Politics

CIA torture report: what Britain knew

A former CIA officer who was involved in the hunt for Bin Laden on torture, political betrayals and the future of intelligence agencies

December 12, 2014
Activists dressed up as prisoners to protest American torture in Chicago. © HEXIANFENG/LANDOV/Press Association Images
Activists dressed up as prisoners to protest American torture in Chicago. © HEXIANFENG/LANDOV/Press Association Images

"MI6 and MI5 know of the worth of the programmes we ran. But they can't say anything," says Mike Scheuer. Does that mean that British agencies benefitted from the product of those interrogations?

"All of the European countries did," he says, "but certainly the British did indeed." Scheuer spent over 20 years working in the CIA, where he both headed the Bin Laden Unit and oversaw the Agency’s rendition programme.

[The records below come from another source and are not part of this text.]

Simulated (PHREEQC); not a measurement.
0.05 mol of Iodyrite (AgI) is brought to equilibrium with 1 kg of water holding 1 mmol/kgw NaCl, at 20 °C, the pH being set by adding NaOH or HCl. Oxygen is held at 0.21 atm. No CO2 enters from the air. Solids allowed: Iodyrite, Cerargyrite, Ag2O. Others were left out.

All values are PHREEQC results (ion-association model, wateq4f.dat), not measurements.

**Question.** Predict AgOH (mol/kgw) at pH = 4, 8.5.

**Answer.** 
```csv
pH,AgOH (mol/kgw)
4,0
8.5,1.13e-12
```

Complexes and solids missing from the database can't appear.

He is scathing about the Senate report on the interrogation techniques used by the CIA on detainees. "It may make recruiting people overseas more difficult," says Scheuer. "Now most people who run operations take out personal liability insurance because they know that the President and Congress will throw them under the bus if it becomes politically expedient to do so."

In her introduction to the report, Senator Dianne Feinstein, head of the Senate Intelligence Committee, told Congress that: "It is my personal conclusion that under any common meaning of the term, CIA detainees were tortured."

"I think that's incorrect," says Scheuer. The CIA, he says, is not a "rogue agent", but "the agency of the President," meaning that nothing can be done without his direction and nothing is authorised without first passing through several layers of legal analysis.

"If what was conducted in terms of those interrogations was torture," says Scheuer, "then certainly the law schools in the US that staff the Department of Justice, the National Security Council, the CIA the White House, need a little bit of renovation in terms of what they're teaching. So I find that ridiculous."

Scheuer is a controversial figure, not only for his comments on Israel, but also for a column that appeared to suggest the assassination of President Barack Obama. Scheuer rejects this interpretation of his comments. He started at the CIA as an analyst in the Directorate of Intelligence in 1982, he went on to work on the CIA's covert action programme in support of the Afghan Mujahedeen in its war against the Soviet Union. After a short absence in 2001 he became senior advisor in the agency's Bin Laden unit and also ran the CIA's rendition programme. He resigned in 2004 after disagreements on post-9/11 policy.

His analysis of the role and activities of intelligence agencies is an unusual and at times contradictory one. On the one hand he suggests that: "We are losing this war because we've depended on nonsense things. On complements to military power: drones, Special Forces, renditions, interrogations. That's why this problem is now on four continents—because we have not used military power." But on the other hand, when reflecting on the US's involvement in Iraq, he says, "we should never have went there in the first place." He also refers to "the border areas in Pakistan" saying that "we have done stunning work there, the agency and the drones and the special forces. Terrific."

Despite the contradictions, at the heart of what Scheuer says is an uncomfortable truth for governments and intelligence agencies—asymmetric warfare will inevitably put a greater stress on intelligence agencies, and will draw them into an increasingly ambiguous role, to which they are ill-suited.

As Christopher Andrew wrote in his official history of MI5, Defence of the Realm, since the collapse of the Soviet Union, intelligence agencies concentrate less on other states, and more on small groups of radicalised men and women. The ability of intelligence agencies to root out radicals has, since 9/11, become a weapon of the battlefield.

"The defence of the country is always centre stage," says Scheuer. "If you don't do it with one tool, you do it with another and as long as you don't use your military and you're uncomfortable killing the enemy in the requisite numbers, then you are going to stick the intelligence agencies with stuff that is beyond their ability to do."

"I wrote a note to the Director of Central Intelligence in 1997 or 1998," he says, "and it's quoted in The 9/11 Report, where I said the Agency's going to be able to hold the ring here for a little while. But within three or four years if we don't destroy al Qaeda soon it's going to be too big for us and we're going to take a major military effort."

"And I think it's long past time, sir, where the intelligence services can hold the ring any more."